Data & Decisions

Lab Assignment #3

Agata Braja, Vinicius Quintanilha

October 11, 2024

Load the Panel Study of Income CSV file:

PSID <- read.csv("PSID.csv", stringsAsFactors = TRUE)

Part I

Compute the sample average and sample SD of family income.

mean_income <- mean(PSID$Income)
sd_income <- sd(PSID$Income)
cat("Sample average of family income:", mean_income, "\n")

## Sample average of family income: 77895.38

cat("Sample SD of family income:", sd_income, "\n")

## Sample SD of family income: 88959.81

Compute the min, max, median and quartiles of family income.

summary <- summary(PSID$Income)
summary

##    Min. 1st Qu.  Median    Mean 3rd Qu.    Max. 
## -267900   28000   55076   77895  100100 2125100

3.Compute the following percentiles: 90, 95, 99, 99.5, 99.9. (Hint: use the R command quantile.)

percentiles <- quantile(PSID$Income, probs = c(0.90, 0.95, 0.99, 0.995, 0.999))
percentiles

##      90%      95%      99%    99.5%    99.9% 
## 160000.0 210228.0 390724.2 510569.8 978774.7

Histogram family income limiting the X axis to between 0 and $500,000. (Hint 1: To limit the X axis, use the option xlim=c(0,500000) within the hist command. Hint 2: In order to get a more informative histogram you will want to use the breaks=N option in the hist command, which makes R divide the data into N bars, where you can choose N to be any number that you think provides an informative histogram.)

hist(PSID$Income, col="turquoise1", breaks = 500, xlim = c(0, 500000), main = "Histogram of Family Income", xlab = "Income")

Is U.S. family income Normally distributed? Make an argument to support your answer using the statistics and histogram you computed above.
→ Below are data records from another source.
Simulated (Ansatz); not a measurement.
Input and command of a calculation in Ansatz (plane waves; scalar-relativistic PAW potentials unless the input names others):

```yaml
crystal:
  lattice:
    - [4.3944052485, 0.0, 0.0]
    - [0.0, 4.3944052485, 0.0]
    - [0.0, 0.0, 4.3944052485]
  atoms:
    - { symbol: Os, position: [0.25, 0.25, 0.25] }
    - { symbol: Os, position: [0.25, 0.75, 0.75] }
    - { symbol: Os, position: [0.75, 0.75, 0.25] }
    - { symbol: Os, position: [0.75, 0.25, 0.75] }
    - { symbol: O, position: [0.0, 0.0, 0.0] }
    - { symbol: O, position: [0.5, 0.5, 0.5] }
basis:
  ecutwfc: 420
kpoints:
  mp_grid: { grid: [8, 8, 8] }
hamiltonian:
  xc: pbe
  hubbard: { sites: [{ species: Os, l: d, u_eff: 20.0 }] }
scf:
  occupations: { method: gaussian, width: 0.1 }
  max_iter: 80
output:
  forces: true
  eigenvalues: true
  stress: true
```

# Plot histogram with normal curve overlay
hist(PSID$Income, col="turquoise1", breaks = 500, xlim = c(0, 500000), probability = TRUE, 
     main = "Histogram of Family Income", xlab = "Income")
curve(dnorm(x, mean = mean_income, sd = sd_income), add = TRUE, col = "red", lwd = 2)

cat("The chart above illustrates a normal distribution curve  
    with a mean and SD equal to the mean and SD of the sample. 
    We can clearly see that the U.S. family income is not normally
    distributed as the theoretical curve and actual histogram do not overlay. 
    Another property of a normal distribution is that it's symmetrical 
    relative to the mean. This is not the case for our sample.")

## The chart above illustrates a normal distribution curve  
##     with a mean and SD equal to the mean and SD of the sample. 
##     We can clearly see that the U.S. family income is not normally
##     distributed as the theoretical curve and actual histogram do not overlay. 
##     Another property of a normal distribution is that it's symmetrical 
##     relative to the mean. This is not the case for our sample.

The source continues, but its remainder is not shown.